Jennifer Mercurio has been fighting the good videogame fight for years and the Supreme Court judgement gives her more ammunition.
After being present in the Supreme Court room in November last year when oral arguments were heard for Brown v. EMA, Mercurio was optimistic about the legal future of videogames. The decision announced yesterday that struck down California’s proposed legislation to make it illegal to sell “deviant” games to minors has proven that her optimism was deserved. The fight is far from over, as the opinions of Justices Alito and Thomas proved, but Mercurio is confident that the videogame industry, and any industry whose First Amendment rights are threatened, can beat back any opposition armed with the decision of Brown v. EMA.
“Brown v EMA is monumental, not only for the video game world, but to First Amendment jurisprudence,” Mercurio told me via email. “The decision will guide discussions of future bills, which we are sure to see in the coming months and years. While there is much to be gratified of in Brown v EMA, the conversation is far from over, and we at the ECA look forward to fighting similar misguided legislative efforts to criminalize video games and other First Amendment protected content.”
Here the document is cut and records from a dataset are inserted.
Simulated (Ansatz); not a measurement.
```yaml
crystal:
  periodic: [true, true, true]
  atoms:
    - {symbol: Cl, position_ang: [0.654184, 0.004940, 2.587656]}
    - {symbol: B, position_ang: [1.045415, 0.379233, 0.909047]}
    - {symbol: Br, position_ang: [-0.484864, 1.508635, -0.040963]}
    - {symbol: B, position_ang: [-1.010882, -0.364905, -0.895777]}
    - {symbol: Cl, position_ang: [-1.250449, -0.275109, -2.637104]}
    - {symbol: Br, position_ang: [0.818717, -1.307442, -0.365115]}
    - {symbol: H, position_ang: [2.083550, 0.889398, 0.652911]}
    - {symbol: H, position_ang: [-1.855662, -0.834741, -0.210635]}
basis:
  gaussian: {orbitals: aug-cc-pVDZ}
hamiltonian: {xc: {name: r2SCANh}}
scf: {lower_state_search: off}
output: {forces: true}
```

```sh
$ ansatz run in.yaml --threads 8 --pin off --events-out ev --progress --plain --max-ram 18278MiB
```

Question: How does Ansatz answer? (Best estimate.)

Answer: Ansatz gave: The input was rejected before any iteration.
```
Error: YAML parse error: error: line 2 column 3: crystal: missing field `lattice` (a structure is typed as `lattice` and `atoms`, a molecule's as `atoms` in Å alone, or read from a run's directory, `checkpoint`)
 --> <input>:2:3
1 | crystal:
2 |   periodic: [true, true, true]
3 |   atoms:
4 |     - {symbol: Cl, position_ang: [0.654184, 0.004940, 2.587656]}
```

Mercurio once told me that she thought Chief Justice Roberts wanted his tenure to be known for further establishing the bounds of the First Amendment. What was the significance, then, of Roberts signing on to the opinion written by Alito that might leave the door open to future attempts by state legislatures to regulate game sales?
“By the Chief Justice signing onto Justice Alito’s concurrence, he agrees that the CA law fails, but he and Justice Alito want to highlight the impropriety of the actual law in question, not all possible violent video game laws,” she said. “They leave open the possibility that a violent video game law drafted in another way could be held constitutional. I’m sure legislators across the country will introduce legislation worded differently in an attempt to pass constitutional muster.”
If they do, the laws will likely be struck down, just like the one proposed by California Representative Leland Yee was on Monday.